Peter: I think I want to really point out that the provenance model is to
allow the abstract machine to identify that UB to make their behavior as
they desire.

Davis: Yes, I was responding to what Martin was saying; we want to just use
UB, we do not need to **specifically** call out the exact tracking
mechanism for such UB. We just want to call it all UB. This will leave
compilers with all of their room to manuever

Martin: So I agree on a high-level of this, where we want UB to be there.
But we need to provide a more targeted mechanism to allow for that UB to
identified, AND without an exposure mechanism (Scribe note: the "ae" of
PNVI-ae-udi) then it is not clear how to either clamp down on the UB or
otherwise enumerate useful possibilities because it will be too wide.
Having the analysis and exposure mechanisms specifically called out helps
give C programmers the exact tools in conjunction with their
implementations to get this correct.

Jens: If you take a pointer value and cast it to uintptr_t, it is not
possible to do proper aliasing analysis. We just want to make sure that
part is in there.

Davis: The problem here with this model is that if there's a cast from a
pointer to a uintptr_t means that there might be some notional idea of
state in the virtual abstract machines. I want to eliminate that notional
idea of state and reach the same answer as PNVI-ae-udi without being that
specific or require that notional idea of the state that might need to be
tracked or carried through.

Peter: So I think the only issues with the angelic nondeterminism is that
it becomes very, very hard to compute -- sort of mathemtically -- the kinds
of programs we can have predictable programs that users can rely on,
epecially without some kind of exposure mechanic or similar.

(Scribe note: we begin talking about the superposition of interpretations
of pointers here and this is where the Scribe starts getting very lost.)

Davis: So this is problematic because specifying how the set of values that
computes the superposition of pointer values, and then casting it from an
integer back to a pointer we collapse that down into a single pointer and
you have to pick an interpretation from all of those potential (valid,
invalid, etc.) superpositions.

Peter: So I think the difference between the reasonings between this paper
and the C TS is that one is the superposition of all pointer values and
provenances that eventually gets collapsed into one (P2434, angelic
nondeterminism), versus the interpretation that there a superposition of
all interpretations of provenances that get projected forward to figure out
the right one (e.g., the user compared the integer values from the pointers
and found they were correct, P2318, effective types).

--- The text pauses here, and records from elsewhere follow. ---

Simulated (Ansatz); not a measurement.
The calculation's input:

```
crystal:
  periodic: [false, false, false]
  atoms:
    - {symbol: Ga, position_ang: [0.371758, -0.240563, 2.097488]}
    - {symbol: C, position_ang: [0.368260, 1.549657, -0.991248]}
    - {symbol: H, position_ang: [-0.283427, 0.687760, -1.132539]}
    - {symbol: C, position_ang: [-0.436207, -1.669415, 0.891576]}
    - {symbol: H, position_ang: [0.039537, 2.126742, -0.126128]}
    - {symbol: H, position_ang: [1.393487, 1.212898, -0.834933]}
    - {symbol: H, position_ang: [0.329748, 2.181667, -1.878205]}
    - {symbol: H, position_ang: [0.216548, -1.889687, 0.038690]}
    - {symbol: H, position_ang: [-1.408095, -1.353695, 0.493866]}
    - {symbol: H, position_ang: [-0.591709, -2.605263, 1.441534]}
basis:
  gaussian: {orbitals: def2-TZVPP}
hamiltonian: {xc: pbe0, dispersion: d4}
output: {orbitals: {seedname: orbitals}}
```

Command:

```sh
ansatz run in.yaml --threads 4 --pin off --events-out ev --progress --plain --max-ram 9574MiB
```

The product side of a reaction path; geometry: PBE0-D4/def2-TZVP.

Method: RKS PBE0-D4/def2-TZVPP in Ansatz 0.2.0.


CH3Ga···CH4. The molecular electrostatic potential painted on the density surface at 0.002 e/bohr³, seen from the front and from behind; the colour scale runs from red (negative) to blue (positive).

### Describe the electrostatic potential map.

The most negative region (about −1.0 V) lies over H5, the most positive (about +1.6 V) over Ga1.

(Scribe Note: Davis and Peter go back and forth and at some point this gets
into concurrency with provenance models and such, and at this point the
scribe is now lost. Apologies.)

Peter: I am not sure the implicit object creation (with concurrency) is a
rigorous enough model to write specification against, even if in text it is
possible.

Davis: It is something I am still studying and researching with respect to
concurrency and UB, and we might need to be looking more into trying to
define UB here for what triggers it exactly.

(More discussion on the inconsistencies in various compilers with regards
to this.)

Peter: If there's to be any hope to find out how we can deal with UB in
these circumstances, starting with divergent specifications (Scribe's note:
specifically between C and C++) would be a bit bad.

Nina: It's a bit hard to do that, but it's okay if an incompatibility
emerges that we document it so its known and we both know we made the
decision fully informed.

Received on 2024-02-14 19:08:58